In most cases, only small percentages rated agreement with items 7 and 8 (see Table 1). The exception is that for course CPH252 there was a high rate of agreement (viz., 39%) that the online transcripts were helpful. It is notable that appreciable percentages of respondents in all three courses (41% to 56%) stated that they planned to use the transcripts to revise for their exams (see Item 9). This result has to be interpreted in terms of the proportions of enrolled students who had access to the online transcripts by previously registering to participate in the project (viz., ACC220 = 68%; BUS101 = 41%; CPH252 = 70%). It is likely that most of those who had registered reported they planned to use the transcripts for revision. Finally, a minority of respondents (12% to 25%) felt that the technology had an overall positive effect on how the lectures were delivered (see Item 10).
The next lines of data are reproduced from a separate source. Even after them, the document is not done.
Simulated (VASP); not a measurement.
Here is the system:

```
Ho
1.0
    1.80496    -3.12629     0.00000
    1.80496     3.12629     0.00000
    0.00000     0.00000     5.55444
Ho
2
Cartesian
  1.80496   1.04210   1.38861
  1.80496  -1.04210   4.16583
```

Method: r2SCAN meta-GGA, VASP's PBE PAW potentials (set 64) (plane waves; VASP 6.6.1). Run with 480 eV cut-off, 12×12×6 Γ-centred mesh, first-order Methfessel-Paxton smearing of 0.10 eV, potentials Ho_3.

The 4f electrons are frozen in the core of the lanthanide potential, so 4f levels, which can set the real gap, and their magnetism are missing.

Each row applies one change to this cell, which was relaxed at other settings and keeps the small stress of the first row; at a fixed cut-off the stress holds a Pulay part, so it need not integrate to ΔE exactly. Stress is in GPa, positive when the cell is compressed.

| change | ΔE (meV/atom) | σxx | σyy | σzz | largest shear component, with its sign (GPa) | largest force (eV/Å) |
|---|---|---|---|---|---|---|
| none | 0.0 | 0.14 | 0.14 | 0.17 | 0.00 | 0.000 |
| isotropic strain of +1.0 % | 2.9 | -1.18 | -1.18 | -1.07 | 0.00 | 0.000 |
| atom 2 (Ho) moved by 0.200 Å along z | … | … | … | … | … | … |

Analysis of variance carried out on the mean ratings for each of the 10 items showed significant differences across courses for the following items (df = 2 in all cases): Item 1 (F = 3.76; p < 0.05), Item 2 (F = 6.96; p < 0.001), Item 3 (F = 6.47; p < 0.05), Item 4 (F = 3.54; p < 0.05), and Item 10 (F = 3.85; p < 0.05). Post-hoc comparisons using the Tamhane test (assuming non-homogeneous variances) indicated that for all five of these items, the mean ratings were not statistically different for BUS101 and CPH252 but that these two courses had significantly higher ratings than course ACC220. It was hypothesised that any differences in accuracy rates across courses might lead to differences in student reaction to the speech recognition technology. The mean accuracy rates in the three courses based on differences between the spoken lecture and the screen text were: ACC220 = 74%; BUS101 = 85%; CPH252 = 56%). The fact that the course in which the technology was significantly less favourably rated on five of the ten items (viz., ACC220) did not have the lowest accuracy rate suggests that screen text accuracy is not solely responsible for the differences in student reaction. This is corroborated by the analysis of variance on the mean ratings for items 5 and 6 about distraction from screen text inaccuracies which showed no significant effect for type of course.

Discussion

A major limitation of the present preliminary study is that the methodology restricted the amount of data that could be collected. By using the vehicle of student feedback questionnaires, only 10 Likert-scale items could be included and no demographic data were obtained. It is not known, for example, what proportion of respondents had registered to use the speech recognition technology and thereby access the online lecture transcripts. Nor is it known how much distraction students experienced because of screen text inaccuracies. A complete picture of student reaction to the technology will emerge only when further research is conducted. The methodology introduced two possible sources of bias. First, although the feedback questionnaires were distributed in a neutral manner, students would have assumed lecturers desired favourable responses about their teaching and the technology they used. Second, the survey sample was restricted to class attendees and may have been over-represented by those who were motivated in their studies and satisfied with the teaching they experienced. While it is not possible to determine the extent of any such bias, it is clear that in both cases it would have had a positive not negative effect on the results.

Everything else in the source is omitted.